Hudson County Democrats are staying out of the July 16 special primary for Donald Payne’s 10th district congressional seat, even though only one candidate is from Jersey City: County Commissioner Jerry Walker.
“We are very focused on the June Primary and speaking to other Democratic leaders in the county, we have decided to remain neutral and not endorse any candidate in the 10th district,” the Democratic county chairman, Anthony Vainieri, told the New Jersey Globe.
But one high-ranking Democratic official said that they were unaware that the deadline to file slogans was 4 PM yesterday – the Friday filing deadline knocked everyone off, and Hudson Democrats didn’t realize Saturday and Sunday counted as part of the three days to file a ballot slogan with the state Division of Elections. They thought there was more time.
And Walker never asked the Hudson County Democratic Organization to use their slogan, the New Jersey Globe has confirmed.
There are no organization lines in the special election to fill the remaining months of Payne’s term. Because it’s a free-standing, single-office election, office block ballots would have been used even before U.S. District Court Judge Zahid Quraishi ordered them for the June 4 Democratic primary.
Walker, a former local basketball star turned politician, might still have hoped for assistance from the party apparatus in his home county.
The front-runner, Newark Council President LaMonica McIver, is using party slogans in Essex and Union counties. Linden Mayor Derek Armstead, the lone Union County contender in the 11-candidate field, lost a vote for the party organization endorsement on Monday; he will be on the ballot with the “Democrat for the People” slogan.
Walker is using three slogans: “Jerry’s History is Helping Others” in Hudson; “People Before Politics” in Essex, and “The Peoples Politician” in Union.

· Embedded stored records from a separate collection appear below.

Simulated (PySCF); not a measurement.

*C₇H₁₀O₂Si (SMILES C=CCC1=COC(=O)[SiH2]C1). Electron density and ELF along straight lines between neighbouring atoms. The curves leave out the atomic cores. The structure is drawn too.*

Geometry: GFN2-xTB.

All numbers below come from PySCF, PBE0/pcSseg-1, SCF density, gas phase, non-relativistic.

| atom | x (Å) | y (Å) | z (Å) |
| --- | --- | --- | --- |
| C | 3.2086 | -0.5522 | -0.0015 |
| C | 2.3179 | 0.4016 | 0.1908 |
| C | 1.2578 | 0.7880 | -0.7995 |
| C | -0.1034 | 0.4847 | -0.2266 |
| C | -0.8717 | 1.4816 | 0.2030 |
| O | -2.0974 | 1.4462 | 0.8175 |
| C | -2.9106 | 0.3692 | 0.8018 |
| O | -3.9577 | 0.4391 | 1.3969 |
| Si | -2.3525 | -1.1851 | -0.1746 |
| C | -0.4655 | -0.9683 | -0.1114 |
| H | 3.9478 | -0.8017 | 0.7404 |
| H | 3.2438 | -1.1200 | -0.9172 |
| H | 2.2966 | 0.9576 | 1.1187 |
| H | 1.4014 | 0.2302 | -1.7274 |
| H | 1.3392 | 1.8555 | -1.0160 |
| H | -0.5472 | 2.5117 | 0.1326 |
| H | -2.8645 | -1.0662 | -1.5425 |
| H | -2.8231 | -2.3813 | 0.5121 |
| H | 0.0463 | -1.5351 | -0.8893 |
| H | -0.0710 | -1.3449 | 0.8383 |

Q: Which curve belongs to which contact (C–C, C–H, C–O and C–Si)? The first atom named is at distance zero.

In Hudson, McIver is on the ballot as “Hudson County Democratic Party for McIver.”
Other slogans:
Brittany Claybrooks – “Claybrooks for Change!”
Darryl Godfrey – “Democrat for Healthcare, Jobs and Affordability”
Shana Melius – “Fighting for Progress”
Sheila Montague – “Together We Serve”
Debra Salters – “Salters Gets it Done”
John Flora – “Endorsed by Kennedy, Lincoln and Grant”
Flora is able to use the names because those are the names of his children, election officials said.
Alberta Gordon is using three slogans: “Elected Not ‘Selected’ Restoring Choice” In Essex; “Rooted In Tradition: Driven by Innovation” in Hudson; and Traditional Values: Modern Solutions” in Union.
The slogans Eugene Mazo, an election law expert and professor at Seton Hall Law School, will use are still to be determined.
The Division of Elections has not approved the three ballot slogans he submitted:
Essex: “Vladimir Putin Is A Murderous Warmonger”
Hudson: “XI Jinping Will Destroy Taiwan”
Union: “The James Bond of Newark”
State law requires permission of living people to use their name in a ballot slogan.
But in 2018, Secretary of State Tahesha Way allowed NJ-11 GOP congressional candidate Peter DeNeufville to use the slogan, “New Jersey Reagan Republican” because Reagan was deceased.
“Here, the plain meaning of the word ‘person’ is “a living human being,” Way wrote in her 2018 decision, referencing Webster’s II New College Dictionary. “Assuming the name Reagan refers to former President Ronald Reagan, the use of the Reagan name by candidate de Neufville is permitted because former President Reagan is deceased and therefore is not a “person” within the meaning of the statute.”
Despite the Reagan slogan and last-minute endorsements from Henry Kissinger and former California Gov. Pete Wilson, DeNeufville lost the Republican primary by ten points.